A Seoul boardroom, a job site in Texas, one company in between
Somewhere in Seoul, a Korean manufacturer signs off on a new U.S. plant. Six thousand miles away, in Texas or Silicon Valley, crews are already grading the lot. The two events used to be separated by months of confusion - foreign brokers, mismatched permits, contractors who never returned the call, accountants in two time zones who never spoke. Build Block put a single company in the middle of that gap and called it a service.
That is the version of Build Block that exists now: not a listings website, not a fund, but an operator. It searches for the property, designs the building, pulls the permits, acts as the general contractor, and then sticks around to manage the lease, the maintenance, the local tax filings, and the foreign-exchange paperwork back in Korea. For a Korean company moving to America, it is the difference between a project and a headache.

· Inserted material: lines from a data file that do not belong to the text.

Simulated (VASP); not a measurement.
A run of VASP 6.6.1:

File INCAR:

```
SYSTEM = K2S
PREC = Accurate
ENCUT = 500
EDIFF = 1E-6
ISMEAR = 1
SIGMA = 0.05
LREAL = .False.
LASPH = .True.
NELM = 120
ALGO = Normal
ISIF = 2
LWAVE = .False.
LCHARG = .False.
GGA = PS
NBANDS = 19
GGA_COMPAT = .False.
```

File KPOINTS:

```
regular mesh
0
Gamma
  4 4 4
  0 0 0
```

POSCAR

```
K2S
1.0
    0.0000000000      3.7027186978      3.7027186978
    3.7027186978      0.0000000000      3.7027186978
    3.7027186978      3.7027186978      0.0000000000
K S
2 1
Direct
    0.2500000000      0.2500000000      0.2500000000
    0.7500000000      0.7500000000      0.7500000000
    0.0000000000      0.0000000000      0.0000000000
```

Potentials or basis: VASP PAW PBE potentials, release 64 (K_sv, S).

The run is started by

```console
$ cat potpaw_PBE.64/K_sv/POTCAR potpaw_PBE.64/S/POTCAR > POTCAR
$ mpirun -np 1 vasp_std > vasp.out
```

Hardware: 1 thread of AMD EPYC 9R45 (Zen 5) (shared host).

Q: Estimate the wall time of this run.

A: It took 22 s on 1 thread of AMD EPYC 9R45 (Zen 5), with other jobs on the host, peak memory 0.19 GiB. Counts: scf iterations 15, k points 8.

Most companies sell you the building. Build Block sells you the part where the building actually gets built and stays standing.
Cross-border real estate was a trust fall across an ocean
Here is the awkward truth about buying property in another country: the listing is the easy part. An investor in Seoul could find a building in Los Angeles in an afternoon. Closing it, financing it, renovating it to code, leasing it, and reporting all of it correctly to two governments - that could take a year and a small army of intermediaries who didn't know each other.
For individual Korean investors, the barrier was higher still. There was no credible intermediary to hold the whole thing together. You either had the scale to hire a global firm, or you didn't go. Build Block's original idea was almost financial: lower the minimum, lower the barrier, let ordinary investors reach U.S. real estate the way only institutions could. The information gap, not the money, was the enemy.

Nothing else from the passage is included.